Club History

In 1907, a group of anglers living in the Prahran area, decided to start a Club but found that a Prahran Angling Club was already in existence and so took the name of the adjoining suburb of Toorak. Of course, as Toorak became the most fashionable of suburbs, the Club took on a reputation of being an exclusive domain. This has never been the case and we have always taken our members from a wide selection of people. Meetings were held initially at ‘The Duke of Yorke Hotel’ in High Street.

Soon after the Club was formed, some of the Members, who farmed market gardens in the area, donated a 1 acre block of what was then swamp land, to the Club. Using part of this land in 1922, the Club House was built in High Street Prahran; this was finally sold in 1987 and activities were concentrated at ‘Pattendon’ in Canons Creek. Access to Cannons Creek was restricted over low tides and in 1995, Pattendon was sold and the Westernport base was moved to Warneet where it is currently located.

The 1914-18 World war was the first big  disruption and we have a minuted record of club Members signing up for service in France. Getting to the fishing grounds in the early years was a problem, as there were almost no private cars, so travel was by tram, train, or horse but more usually by a hire van. In those days, the whiting catches were enormous  but, as  records show, there were lean years even then. For many of the past 50 years we have specialized in whiting fishing at northern Westernport . To this end, the Club has had a collection of displacement boats and more recently,  a modern  planing hull.

What a change from the early days when, in 1915, Club Members were disqualified from fishing in  a competition because they used a motor boat.

There are many more rules and regulations that have been introduced recently, to control the pressure of the great increase in recreational angling.  Such constraints are essential to maintain the health of the  fisheries and to ensure safe boating. The establishment of the marine parks is also considered to be beneficial, even though there are  well founded reservations to the  restrictions of access for anglers.

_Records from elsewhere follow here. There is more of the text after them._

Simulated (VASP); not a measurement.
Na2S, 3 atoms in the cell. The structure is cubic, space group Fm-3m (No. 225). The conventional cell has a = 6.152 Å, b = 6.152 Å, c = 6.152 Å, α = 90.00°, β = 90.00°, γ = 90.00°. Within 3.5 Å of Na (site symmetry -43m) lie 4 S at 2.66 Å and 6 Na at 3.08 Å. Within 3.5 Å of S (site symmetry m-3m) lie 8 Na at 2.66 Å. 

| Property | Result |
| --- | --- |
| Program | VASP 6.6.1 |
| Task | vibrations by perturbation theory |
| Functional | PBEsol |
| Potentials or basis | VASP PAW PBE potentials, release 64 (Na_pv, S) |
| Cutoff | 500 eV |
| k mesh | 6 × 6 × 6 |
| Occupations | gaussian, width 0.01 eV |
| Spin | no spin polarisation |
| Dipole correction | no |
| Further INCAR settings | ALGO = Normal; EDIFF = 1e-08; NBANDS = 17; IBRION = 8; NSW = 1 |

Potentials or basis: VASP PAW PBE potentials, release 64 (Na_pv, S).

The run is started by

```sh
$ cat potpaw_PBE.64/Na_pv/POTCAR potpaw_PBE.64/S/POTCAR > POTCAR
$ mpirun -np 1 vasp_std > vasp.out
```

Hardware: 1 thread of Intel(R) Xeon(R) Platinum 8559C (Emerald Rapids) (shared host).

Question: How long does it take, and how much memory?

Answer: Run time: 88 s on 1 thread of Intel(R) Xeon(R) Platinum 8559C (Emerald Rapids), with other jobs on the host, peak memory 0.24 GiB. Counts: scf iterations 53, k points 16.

Our Club has evolved into a modern progressive and friendly organization that has moved with the times and has facilities that are truly a credit to the past and present members. The social activities of the Club have also changed and we now have at least half-a-dozen special events in the year.  The displacement boats are gone and our new Club boat is proving a great investment and is  being fully used. When the whiting season is over, the boat is often taken by members  to other Victorian and even inter-state fishing  locations.  Many more of our members now use their own boats and this is a developing trend as younger members move into the Club. This influx of new members  is enhancing the  vitality and viability of the Club. It is interesting to note that many joined the Club after looking at our website on  New technology is also being embraced with the desk-top publishing and email distribution of our quarterly Newsletter and Syllabus.

The annual ladies day is held at Warneet where  the ladies usually show that they are better at hooking fish than their more practiced husbands. We must not forget our primary purpose of angling and we have  greatly expanded our target fish and our fishing grounds. Whiting at Westerport are still number 1 but there is a lot of attention given to snapper, especially early in the season when most of the fish like the one in the photograph, are caught. Private members also take trips to the north where the photograph of a good size barramundi was taken on the Mary River. For the past few years there has been an annual trip to Jindabyne in the Snowy Mountains  and  good catches are the general rule. Winter  and spring trips are taken to  Gippsland and some of our members are shown fishing in the  Cann River at Tamboon Inlet.. There is also a surf competition that  makes for a nice winter break when the salmon are running. Off shore trips are also arranged as shown in the photograph below.

One thing that we can  predict – that there will be as many or more changes over the next 100 years.  It is impossible to plan that far ahead but we are already making plans to develop and maintain the Club well into the future. As with many other clubs, we are working,  mainly through Metropolitan Anglers, to positively influence the administration of angling at Governmental and VRFish peak-body level. We are continuing our inter-relationships with other linked angling clubs and hope to expand such contacts. There are threats to  angling from extremist groups and we must  be pro-active to prevent  disruption to our sport. Over the past 100 years it must be recognized that the Club has been very male oriented and it is important to involve more ladies and families in both the angling and the administration. Young anglers are the future and more must be done to attract them. The ‘Future Fish’ organisation has shown the way and it is up to the clubs to follow up on the good work. All of us at the SEATAC are looking forward to the new challenges and  are doing our very best  to ensure that the future of the  Club is as successful as it has been in the past and that we are here to stay for the next Century.